Mopac & the Blue Suburbans

Mopac & the Blue Suburbans are a blues band out of Austin, TX. They may still be together, I don't know. The band kind of comes and goes, depending on the whims of their principal players. Mopac has been through many lineups, but the common thread is that the musicians are usually weekend warriors who make their livings in the high-tech industry. The main guy, Doug Miller, is a veteran marketing executive who has been with a lot of different companies in Austin and he also happens to be a killer harp player. I met Doug when we worked for a software company called Dazel and he invited me to join the band.

At the time, Mopac was a straight-up blues band and we played that format for a few years. But toward the end of that iteration of Mopac, we added a jump-blues song. For whatever reasons, that song just clicked with us. We played it really well and it was one of our more popular songs. When that version of Mopac disbanded not longer after, Doug and I formed a band called Fat Cat Jump, in which we decided to focus exclusively on jump-blues. This was at the beginning of the late '90s swing revival started by Brian Setzer and his cover of Jump, Jive, and Wail. It was really great timing for Fat Cat Jump because we loved those old jump songs; the market was really ripe for it with the swing revival; and we had a schtick in that we used a Chicago blues instrumentation (guitar, harp, bass, drums) instead of horns.

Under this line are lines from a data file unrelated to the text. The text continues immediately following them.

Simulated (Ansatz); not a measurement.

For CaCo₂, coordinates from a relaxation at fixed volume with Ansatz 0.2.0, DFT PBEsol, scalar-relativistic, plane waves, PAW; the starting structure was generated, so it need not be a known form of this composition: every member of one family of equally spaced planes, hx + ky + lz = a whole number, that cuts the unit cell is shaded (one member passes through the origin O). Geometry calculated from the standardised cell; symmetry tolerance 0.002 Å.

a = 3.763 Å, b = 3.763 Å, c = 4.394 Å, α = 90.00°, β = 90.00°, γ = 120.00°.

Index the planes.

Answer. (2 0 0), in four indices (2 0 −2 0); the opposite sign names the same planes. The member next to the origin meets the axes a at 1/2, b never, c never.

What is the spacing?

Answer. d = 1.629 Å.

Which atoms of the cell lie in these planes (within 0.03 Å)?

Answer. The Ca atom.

Doug and I hit the woodshed to really learn how to play jump. I spent hours and hours learning as many inversions of swing chords as I could, as well as chord substitutions, and lots of variations of 12-bar blues progressions (if you think there are only 3 chords in blues, you are truly only seeing the tip of the iceberg). I spent hours practicing progressions and changing up the chord inversions each time through so that I could fluidly call up any inversion I knew and have the rhythm guitar be a constantly evolving element to the song while still holding down the harmonic structure. I also woodshedded on jump soloing, which I approached by mixing in Charlie Christian type of stuff with the blues licks that I was already familiar with, like T-Bone Walker, Albert King, and even a bit of Chuck Berry. I worked a lot on soloing over chord changes, adapting note selection to the underlying chords instead of force-fitting minor pentatonics over everything. As a by-product of all this, I got really good at playing over shuffles, which is something that I was not very comfortable with before. I learned a lot of new things, but I also gave up a lot of old things. I dropped most of the "theatrical" rock idioms that were pretty core to my playing before - like two-handed tapping, flashy speed licks, pinch harmonics, aggressive whammy bar work, playing in free time, etc. I also spent a fair amount of time and money trying to get as authentic a sound as possible, using old tubes amps and horsetrading gear. My tone went from pretty gained out, to being mostly clean with just a tiny bit of overdrive. I mostly used the neck pickup on my guitar and I bought a hollowbody Epiphone Sorrento with a Bigsby vibrato.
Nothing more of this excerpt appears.